GPS speed vs. wheel-sensor-measured speed

GPS speed plotted against speed measured using a wheel sensor

This plot shows how speed measured by GPS (red trace) differs from speed measured by a rear wheel speed sensor (blue). As expected, the error is magnified when the bike is leaned over, but note also the discrepancy under braking, where the rear wheel slows significantly compared to GPS speed.

Velocity, as measured by a wheel speed sensor, is affected by several factors that must be taken into account when analyzing data. Speed and distance are both calculated from the rotational speed of the wheel (or countershaft) and take into account the circumference of the tire. This means that changing the tire to one with a different circumference will affect the speed data. For example, if you replace a tire that measures 2050mm in circumference with one that measures 1980mm (roughly equivalent to swapping from a 190/55 rear tire to a 180/55), your speed data will decrease by a factor of approximately 3.5 percent (2050/1980) – just as your speedometer would now read lower by the same factor.

Tire circumference changes based on lean angle

When a motorcycle leans over, the tire’s effective circumference changes, affecting what the data acquisition sees as speed and distance.

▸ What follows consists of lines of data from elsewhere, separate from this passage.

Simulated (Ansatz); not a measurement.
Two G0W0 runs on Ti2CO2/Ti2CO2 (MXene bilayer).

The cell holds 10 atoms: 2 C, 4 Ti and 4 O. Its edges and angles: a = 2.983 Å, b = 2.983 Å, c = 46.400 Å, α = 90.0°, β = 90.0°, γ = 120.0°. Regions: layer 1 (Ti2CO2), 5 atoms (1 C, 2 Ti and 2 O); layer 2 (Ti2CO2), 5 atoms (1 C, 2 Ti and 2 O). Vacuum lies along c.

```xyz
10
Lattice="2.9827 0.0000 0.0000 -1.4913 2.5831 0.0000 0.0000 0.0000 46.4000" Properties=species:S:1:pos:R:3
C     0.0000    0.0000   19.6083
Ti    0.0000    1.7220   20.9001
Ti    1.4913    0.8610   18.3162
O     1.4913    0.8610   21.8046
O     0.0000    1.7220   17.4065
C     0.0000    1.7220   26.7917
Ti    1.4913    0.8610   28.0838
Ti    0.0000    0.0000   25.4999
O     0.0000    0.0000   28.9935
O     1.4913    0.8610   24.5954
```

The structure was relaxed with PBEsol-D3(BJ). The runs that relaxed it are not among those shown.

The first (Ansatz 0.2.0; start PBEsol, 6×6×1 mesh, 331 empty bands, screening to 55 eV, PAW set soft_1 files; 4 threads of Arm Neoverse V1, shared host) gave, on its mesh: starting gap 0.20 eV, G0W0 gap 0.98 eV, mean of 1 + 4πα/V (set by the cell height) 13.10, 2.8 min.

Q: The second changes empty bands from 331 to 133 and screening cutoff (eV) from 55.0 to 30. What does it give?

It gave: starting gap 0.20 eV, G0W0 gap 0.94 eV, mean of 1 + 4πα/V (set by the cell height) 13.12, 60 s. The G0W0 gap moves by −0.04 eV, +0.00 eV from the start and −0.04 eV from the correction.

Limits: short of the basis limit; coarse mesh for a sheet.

Now consider that because a motorcycle leans, the tire’s circumference is constantly changing. With more lean angle, the circumference becomes smaller and smaller, effectively raising the measured speed. Likewise, this affects the distance measured around a given lap. Additionally, tire spin and deformation has a similar effect. On a non-GPS-based system, these factors will distort not only the speed data, but all the data when looking at it over distance. When dealing with one rider on one motorcycle this is not much of an issue, as consistent laps will result in consistent data. However, comparing data from two bikes that have two different tire profiles will show some differences, or two different riders on the same bike will likewise create some discrepancy.

Because GPS-based systems measure speed based on the motorcycle’s actual position on the earth, none of this is an issue and the data is somewhat more accurate and consistent. All that said, wheel speed is still measured in many cases and provides worthwhile data. As well, comparing speed as measured by GPS and wheel speed reveals some interesting data that can be quite useful.